Unable to obtain money for retrans rights, the compensation broadcasters typically received for permitting retransmission of their signal was the right to program additional channels on the cable system. This cost the cable operator little to nothing while providing it with yet more free content from the broadcaster, making it an easy “give” in retrans negotiations. Ultimately, however, it ended up providing the public with its first great benefit from retransmission negotiations–the launch of a plethora of diverse new program services that not only developed into some of today’s most popular cable networks, but provided an alternative to existing cable networks that were largely owned by the cable systems themselves.
Retrans Version 2.0 commenced after Congress passed the 1999 Satellite Home Viewer Improvement Act, which finally allowed satellite TV to carry local broadcast signals. As a TV service wanting to be competitive to cable, satellite TV operators knew they needed to provide local broadcast signals and fought hard to persuade Congress to change the law to make that a reality. However, lacking the monopoly status enjoyed by most cable systems at the time, satellite TV operators understood they couldn’t replicate the strongarm negotiating tactics that had been employed so successfully by cable operators. Instead, they agreed to pay broadcasters money for the right to retransmit broadcast content, allowing them to attract subscribers away from cable and ultimately end cable’s monopoly. For the first time, broadcasters had competing multichannel providers vying for the right to resell their content to subscribers. As satellite TV’s market share grew, cable operators needed to ensure continued access to the most popular programming on their systems to fend off that competitive threat, and grudgingly began paying for the right to resell broadcast programming as well.
While you might think these competitive developments would have quickly led to a mature market for program retransmission rights with stable pricing, reaching that inevitable destination has been slowed by two factors. The first is simply that the monopoly years of cable so badly distorted market forces that the market for retransmission rights didn’t begin to develop until satellite TV became a competitive force and the retransmission contracts in place in 1999 began to expire, requiring negotiation of new retransmission deals. This occurred much later in markets where satellite-delivered “local into local” service was delayed because of capacity limitations of the satellite systems themselves. Even then, progress was slow for broadcasters, with cable operators being understandably resistant to paying for something they previously saw themselves as receiving for free. One of the best examples of this era is the cable operator who told us during negotiations that he believed paying for the right to retransmit broadcast signals was “unethical” and proceeded to carry my client’s broadcast programming illegally. The negotiation was concluded shortly after the cable operator became the first party ever to be found in violation of the FCC’s rules on good faith retrans negotiations, and the FCC ordered retransmission to cease until an agreement was in place.

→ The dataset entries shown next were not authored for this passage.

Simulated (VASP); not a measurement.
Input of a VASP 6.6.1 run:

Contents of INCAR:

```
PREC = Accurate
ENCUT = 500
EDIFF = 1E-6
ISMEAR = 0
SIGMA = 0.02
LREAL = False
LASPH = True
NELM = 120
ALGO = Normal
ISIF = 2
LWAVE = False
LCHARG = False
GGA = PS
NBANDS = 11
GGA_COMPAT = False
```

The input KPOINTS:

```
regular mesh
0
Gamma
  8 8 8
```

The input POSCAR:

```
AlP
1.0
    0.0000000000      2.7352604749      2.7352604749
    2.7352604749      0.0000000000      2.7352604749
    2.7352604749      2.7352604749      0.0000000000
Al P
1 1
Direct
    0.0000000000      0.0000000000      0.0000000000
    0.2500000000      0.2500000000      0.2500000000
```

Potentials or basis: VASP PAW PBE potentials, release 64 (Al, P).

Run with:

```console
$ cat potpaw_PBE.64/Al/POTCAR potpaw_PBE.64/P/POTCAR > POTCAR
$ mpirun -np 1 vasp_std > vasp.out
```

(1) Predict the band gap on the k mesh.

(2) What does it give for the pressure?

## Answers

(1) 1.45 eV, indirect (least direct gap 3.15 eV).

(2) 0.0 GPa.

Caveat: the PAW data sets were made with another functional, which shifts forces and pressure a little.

Which brings us to the second factor that has delayed countless retrans negotiations and slowed the maturation of the market for broadcast retransmission rights–the possibility of government intervention. Retrans negotiations over the past decade have been conducted with a spectral third party in the room–the threat of governmental intrusion into the negotiations. While the FCC previously concluded that it has no authority to force any particular result in retrans negotiations beyond ensuring that the parties are negotiating in good faith, that has not stopped cable and satellite TV operators from regularly calling upon the FCC to intervene in negotiations. When the FCC resists, the call goes to Congress to “fix” retransmission laws or provide the FCC with authority to step in and alter the dynamics of a retrans negotiation. While such multichannel distributors certainly are hoping to place the government’s heavy thumb on their side of the scale, creating even the possibility of government intervention generates uncertainty which the cable or satellite TV operator hopes will cause the broadcaster to take the deal that’s on the table.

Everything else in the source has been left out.